The string being parsed here is nonsense.  I'm not sure what a sane way to parse it would be.  Perhaps as a singleton tag named "a<a" followed by a naked ">".

Erroring out is undesirable, because it doesn't attempt to do any partial parsing.
User Comments: andreas_kupries added on 2012-08-03 05:22:48:

allow_comments - 1

Applied patch in CVS head, package version is 1.2.1.

andreas_kupries added on 2012-08-03 01:16:02:
Thanks. Today doesn't seem to be my day. Second time I missed stuff like that.

dvrsn added on 2012-08-03 01:06:48:
The patch is already attached.

andreas_kupries added on 2012-08-03 00:51:21:
Re: " It can be changed to actually rewrite those tags to be an opening tag followed by a closing tag"

Do you have a patch for this change, per chance ?

dvrsn added on 2012-03-14 23:56:20:

File Added - 438255: htmlparse.patch

dvrsn added on 2012-03-14 23:54:33:
The cause behind this bug and duplicate 3504018 is that the trnasformation into a command stream is done by a pair of regexps, and when the param value (i.e., tag attributes) of a null end tag construct looks like html, it gets reparsed by the second regexp, making things break in interesting ways.

The first regexp handles NET cases, resulting in commands that make it look like a opening tag followed immediately by a closing tag.  It can be changed to actually rewrite those tags to be an opening tag followed by a closing tag, and then have the normal tag regexp reparse it intentionally instead of accidentally.  The effect is the same, but the mechanism prevents already formed commands from being changed.
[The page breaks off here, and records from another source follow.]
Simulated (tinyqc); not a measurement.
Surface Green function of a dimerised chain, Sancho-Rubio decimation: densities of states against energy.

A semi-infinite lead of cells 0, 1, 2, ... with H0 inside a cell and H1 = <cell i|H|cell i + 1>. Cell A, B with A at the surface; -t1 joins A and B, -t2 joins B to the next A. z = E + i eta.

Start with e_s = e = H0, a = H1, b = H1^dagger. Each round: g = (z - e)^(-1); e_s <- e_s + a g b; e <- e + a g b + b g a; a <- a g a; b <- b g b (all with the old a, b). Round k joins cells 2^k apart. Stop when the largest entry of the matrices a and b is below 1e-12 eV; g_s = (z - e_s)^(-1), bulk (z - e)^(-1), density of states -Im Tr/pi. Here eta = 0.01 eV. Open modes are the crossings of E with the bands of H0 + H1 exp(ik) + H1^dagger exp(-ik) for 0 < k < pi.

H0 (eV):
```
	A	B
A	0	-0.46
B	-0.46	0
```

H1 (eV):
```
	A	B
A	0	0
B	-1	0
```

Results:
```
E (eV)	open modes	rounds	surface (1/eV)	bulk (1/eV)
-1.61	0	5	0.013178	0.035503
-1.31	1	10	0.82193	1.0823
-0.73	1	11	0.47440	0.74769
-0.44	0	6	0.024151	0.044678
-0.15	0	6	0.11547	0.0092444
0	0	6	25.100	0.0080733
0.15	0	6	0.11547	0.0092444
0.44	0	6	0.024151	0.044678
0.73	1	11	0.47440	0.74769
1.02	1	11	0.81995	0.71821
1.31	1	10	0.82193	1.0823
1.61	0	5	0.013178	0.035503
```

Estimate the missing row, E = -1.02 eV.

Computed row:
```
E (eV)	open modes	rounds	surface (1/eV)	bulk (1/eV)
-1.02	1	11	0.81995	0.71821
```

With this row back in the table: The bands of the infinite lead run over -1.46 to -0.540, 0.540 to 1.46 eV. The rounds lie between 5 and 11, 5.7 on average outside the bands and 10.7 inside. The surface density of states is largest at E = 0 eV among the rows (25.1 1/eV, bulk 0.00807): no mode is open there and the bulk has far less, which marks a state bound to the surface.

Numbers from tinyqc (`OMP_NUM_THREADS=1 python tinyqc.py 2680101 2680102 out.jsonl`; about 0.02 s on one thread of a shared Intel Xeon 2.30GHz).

tomk added on 2010-01-29 07:08:42:
OK, I agree with your comments. After reading the docs for the command it's it looks like your interpretation for the string is the only one that will work with the defined interface. Including a "/" in the tag doesn't make sense because it should be detected and returned as a flag in the callback. Thus, you really only have one chose.

dvrsn added on 2010-01-29 06:47:35:
There are two reasons why I said error-ing is undesirable.  

First, because the documentation doesn't suggest that it can throw an error due to badly formed html.  (It raises errors for incomplete html, but that is an intentionally raised error).  If an error like this was detectable and raised as "insane html" or something like that, and this was documented, that might be ok.  Unbalanced braces or incorrect number of arguments gives no clue as to the nature of the error.

Second, an error being raised in this case would allow partial parsing, but only up to the point of the error.  This malformed html is roughly comparable to line noise, where there's a glitch somewhere in the middle but after that things can continue.  But raising an error doesn't let things continue, even if the caller wanted to do so.  A document can be made completely unparsable by having this malformed string at the beginning.

tomk added on 2010-01-29 06:05:26:
That is a really nasty case. Your proposal makes sense in terms of continuing the parse but I'm a little confused by the "Erroring out is undesirable...". It seems to me that you should error out. If the using proc needs to test the html then it can capture the error with a catch and decide what to do.
tomk

Attachments: